The real estate industry in the United States is currently booming, and there’s a few things every new real estate investor should know. One of the most complicated components of being a real estate investor is knowing your way around deeds. Deeds can be private or official, although in homeownership almost all deeds are private. Within the category of private deeds there are warranty deeds and “quitclaim deeds.” If you’re dealing with a quitclaim deeds you should exercise caution, as they’re the weakest type of deed in real estate.
Quitclaim Deeds Offer Only a Small Amount of Protection
Quitclaim deeds, also called non-warranty deeds, only convey the interest of the grantor of the current property. In other words, they only “remise, release, and quitclaim,” their interest, meaning there are no promises regarding the quality of the title.
Grantors of quitclaims make no real claims as to the quality of their property, making them far less liable in the event something is seriously wrong with the property. Sometimes the grantor of a quitclaim has no interest in the property, and will thereby give the grantee nothing by virtue of the quitclaim deed. That is, they acquire no right of warranty against the grantor.
Quitclaims Should be Accepted from Only a Select Few
As quitclaims offer the least amount of protection, you should agree to a quitclaim only from grantors you know well and trust with certainty. Quitclaims can be useful, but only for extremely low-risk transactions between people who know and trust each other.
Additionally, quitclaim participants often don’t involve the exchange of money with each other because of the nature of the deed. As such, quitclaims are usually used to transfer property within a family, such as between a parent and adult child, ro between siblings. Some divorcing couples also use a quitclaim deeds to expediate the process.
They Can be Used to Clear a Title Defect
Sometimes, there are “defects” in the recorded history of a real estate title. These can include things like issues with wording, a missing signature, or the failure to properly record certain documentation in past exchanges.
These things aren’t common, as real estate is an extremely thorough and litigious business, but they do sometimes slip through the cracks. In the event of something like this happening, quitclaims can be used to grant a “quitclaim” for the previous owner and transfer ownership to the future owner without too much hassle.
They’re Only as Effective as a Warranty Deed if the Title is Good
Remember, a warranty deed is essentially a more ironclad and safer version of a quitclaim deed. There are times, however, when a quitclaim deed can convey title as effectively as the former, but only if the grantor has a good title when the deed is delivered.
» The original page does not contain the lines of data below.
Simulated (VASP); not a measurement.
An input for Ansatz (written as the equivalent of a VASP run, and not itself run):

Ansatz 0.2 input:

The reason many don’t use a quitclaim deed is because of the lack of warranties it grants and holds. If the title has a defect, the grantee has no legal recourse against the grantor under the deed. This is why a quitclaim is usually only used if the grantor is sure of the title status or if they wish to assume no liability for the transfer.
A Quitclaim Has No Bearing on the Mortgage
To reiterate, quitclaim deeds are often used between family members because there is no exchange of money and both members are, often, well aware of the title that the deed grants. Due to this fact, quitclaims are often not used in situations where the property has a mortgage outstanding.
There are exceptions to this general rule, however, but the important thing to keep in mind is that the use of a quitclaim deed will not affect the price of the mortgage. The grantee often assumes the responsibility for paying the mortgage or refinancing it with the permission of the lenders in play. If the grantor wants extra protection, a legally enforceable agreement can be drawn to document the terms of payment.